Mostly blue suits me fine. Lima is lovely this time of year.

Wednesday, November 09, 2011

An ordinary strange looking bird flew away

At the top of the stairs of my hotel there's a sliding metal gate that I tap a coin on to get the girl's attention at the desk so she will come round and let me in when I return from the day's doing and need to go home with my stuff, groceries and so on weighing me down and adding to the desire for a sit down and gaze at the misty sky, often, as I discovered, flecked with a fine dust from the desert that this city sits on. I see mist everywhere, the sky speckled with pigeons and over-sized crows that look like small vultures. As the girl opens the gate I climb in and go to the rooftop to catch the setting sun, not a sunset but a darkness descending on the city. From the rooftop the sliding door sounds rolling in its metal track like a distant roar of a crowd of football fans cheering. Another homecoming.

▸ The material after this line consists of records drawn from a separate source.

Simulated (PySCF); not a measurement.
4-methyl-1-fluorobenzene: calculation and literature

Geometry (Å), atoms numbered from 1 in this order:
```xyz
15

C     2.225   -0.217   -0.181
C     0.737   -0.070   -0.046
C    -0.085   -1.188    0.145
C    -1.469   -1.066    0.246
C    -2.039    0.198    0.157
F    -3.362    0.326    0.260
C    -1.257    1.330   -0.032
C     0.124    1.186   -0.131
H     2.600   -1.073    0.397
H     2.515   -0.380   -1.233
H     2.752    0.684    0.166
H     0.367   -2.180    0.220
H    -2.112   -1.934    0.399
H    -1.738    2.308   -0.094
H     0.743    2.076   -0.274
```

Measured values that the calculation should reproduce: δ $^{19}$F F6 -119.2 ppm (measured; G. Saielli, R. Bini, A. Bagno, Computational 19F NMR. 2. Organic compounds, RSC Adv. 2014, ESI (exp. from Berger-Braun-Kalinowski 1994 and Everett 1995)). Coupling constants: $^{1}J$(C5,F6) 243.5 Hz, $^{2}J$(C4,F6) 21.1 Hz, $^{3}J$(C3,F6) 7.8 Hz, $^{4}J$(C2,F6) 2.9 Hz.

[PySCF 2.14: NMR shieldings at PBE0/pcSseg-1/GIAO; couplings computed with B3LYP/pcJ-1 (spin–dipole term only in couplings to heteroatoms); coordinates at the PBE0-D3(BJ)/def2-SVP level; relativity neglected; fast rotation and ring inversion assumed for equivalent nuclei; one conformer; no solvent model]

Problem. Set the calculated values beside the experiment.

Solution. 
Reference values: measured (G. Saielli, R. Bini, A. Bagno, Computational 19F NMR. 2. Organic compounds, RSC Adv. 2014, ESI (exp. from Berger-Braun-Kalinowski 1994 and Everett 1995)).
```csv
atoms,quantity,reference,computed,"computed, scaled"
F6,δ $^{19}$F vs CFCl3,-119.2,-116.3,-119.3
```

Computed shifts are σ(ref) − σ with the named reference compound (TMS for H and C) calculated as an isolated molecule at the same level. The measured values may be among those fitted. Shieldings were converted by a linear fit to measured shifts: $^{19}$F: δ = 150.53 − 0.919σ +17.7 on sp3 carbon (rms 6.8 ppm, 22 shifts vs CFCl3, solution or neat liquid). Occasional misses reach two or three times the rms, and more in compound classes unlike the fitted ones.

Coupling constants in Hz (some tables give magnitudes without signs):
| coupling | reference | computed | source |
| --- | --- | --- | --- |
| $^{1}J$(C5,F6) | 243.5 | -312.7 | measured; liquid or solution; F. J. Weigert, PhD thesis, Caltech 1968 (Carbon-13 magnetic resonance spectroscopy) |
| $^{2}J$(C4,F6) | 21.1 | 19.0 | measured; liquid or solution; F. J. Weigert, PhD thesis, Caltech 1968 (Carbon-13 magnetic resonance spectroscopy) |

I pass by the stadium sometimes in the course of my day, but I don't involve myself with local affairs very often. It's not important to me whether the hometown team performs well or otherwise. I'm just passing through, and the team is not my concern.

Today I sat sipping coffee on the rooftop in the milky sunshine at my usual dust covered table and a grey pigeon landed nearby on the wall at the street side, his black wings sporting red polka-dots. That is new to me. A strange looking bird. Ordinary like all pigeons, but odd. The sun set and he flew away. Two cheers as the door opened and closed, and I was left sitting briefly in the coming chill.

Tuesday, November 08, 2011

No Cranes in Lima

I walked yesterday from central Lima to the sea, and having walked the length and breadth of the city, and having seen it from a hilltop at the far edge of the city, I think I can say I have seen it pretty well over-all, I have not see a single construction crane. There seems to be no building going on in the city at this time.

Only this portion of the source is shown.